Preheat the oven to 350 degrees. Cut your butternut squash lengthwise, scoop out the seeds and any stringy flesh. Drizzle a small amount of olive oil on the cut sides of the squash, rub it around and sprinkle with sea salt & fresh ground pepper. Using a parchment paper lined pan, place the cut side down. Roast in the oven for an hour or until skin is easily pierced with a fork.  If you are using cubed squash, toss with olive oil, salt and pepper.  You may have to adjust your time using pre-cut cubed squash – check the squash after 40 minutes.  It is done when it can be pierced with a fork and slightly browned.

Once the squash is done roasting, set it aside to cool slightly. In the meantime, in a large stock pot, saute the onion in the remaining olive oil until soft. Add the garlic and thyme and cook for another 2 minutes. Add the vegetable broth, tomato paste and beans keeping the heat on medium low. Scoop the butternut squash out of the skin and add it to the pot. Using an immersion blender, blend all until smooth and there are no chunks or whole beans.  Stir in the almond milk. Add salt & pepper to taste if needed. Once well blended, serve immediately.

You can freeze the leftovers! I recommend cooling the soup as much as possible and scooping the leftovers into freezer bags – 1 or 2 cups at a time so you can thaw them through the winter.
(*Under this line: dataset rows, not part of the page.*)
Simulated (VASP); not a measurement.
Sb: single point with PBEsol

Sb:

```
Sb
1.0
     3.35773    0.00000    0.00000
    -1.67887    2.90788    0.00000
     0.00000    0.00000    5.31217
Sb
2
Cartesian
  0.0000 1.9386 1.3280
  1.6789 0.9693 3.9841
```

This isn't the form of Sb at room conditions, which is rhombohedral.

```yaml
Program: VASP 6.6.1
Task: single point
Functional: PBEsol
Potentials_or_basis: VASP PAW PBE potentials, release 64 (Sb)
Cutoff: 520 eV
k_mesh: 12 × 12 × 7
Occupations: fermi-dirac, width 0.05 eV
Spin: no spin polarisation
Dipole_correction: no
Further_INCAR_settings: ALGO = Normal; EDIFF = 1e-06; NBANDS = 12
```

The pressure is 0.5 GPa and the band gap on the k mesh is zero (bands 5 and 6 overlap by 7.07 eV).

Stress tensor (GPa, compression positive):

**With regard to a broth variation – if you are not following a vegetarian or vegan diet you can substitute with chicken broth. Additionally, I sometimes reserve broth based “gravy” from crockpot meals. Most recently I made boneless pork chops in the crockpot with an olive oil and broth based gravy that included basil, oregano, paprika, garlic powder and a prepackaged grilling herb blend. I have also used homemade bone broth as part of the overall 2 1/2 cups of broth called for.  Butternut squash is so versatile that it can take on different herb combinations.  I love the simple pairing of just thyme, but you can sprinkle in nutmeg to your liking or any herbs used in your homemade gravy or broths.

Now for that goat story…

This is the true story about a walking impaired mother, her 3 year old boy and a couple of curious goats.

The farmer had left early the afternoon of our last pick-up to attend a school function for their children. They kindly left a sign with instructions for what the CSA members should choose for the week. My little guy accompanied me this afternoon and was eager to see what stray toys were lingering around the property that he could tinker with and what treasures he could find. He procured his treasure almost immediately: a chicken feather. He was so proud, it was like his new magic wand. Shortly thereafter I heard his little voice “uh-oh, here come the chickens!” and as I glanced back, the chickens were sneaking out from under the fence probably in search of greener grass that wasn’t stomped on by the giant pig and little cows. Or bugs. Or whatever they eat.  No biggie.

I collected my vegetables as my son tooled around in a faded big red plastic car. I started slowly making my way back to the car trying to manage my cane and three heavy bags.  The bags held 10 ears of corn, a few squash and a bunch of other goodies like lettuce, the last of the tomatoes, onions, radishes, green peppers and eggplant. All I could imagine at that time was what I was going to make for dinner as I was so delighted by the variety in that final week. With my eyes focused to the ground taking slow steps maneuvering the uneven terrain of grass, cracked concrete and chicken poop I heard in a bigger, little boy voice “uh-oh, here come the goats!” Now he had my attention.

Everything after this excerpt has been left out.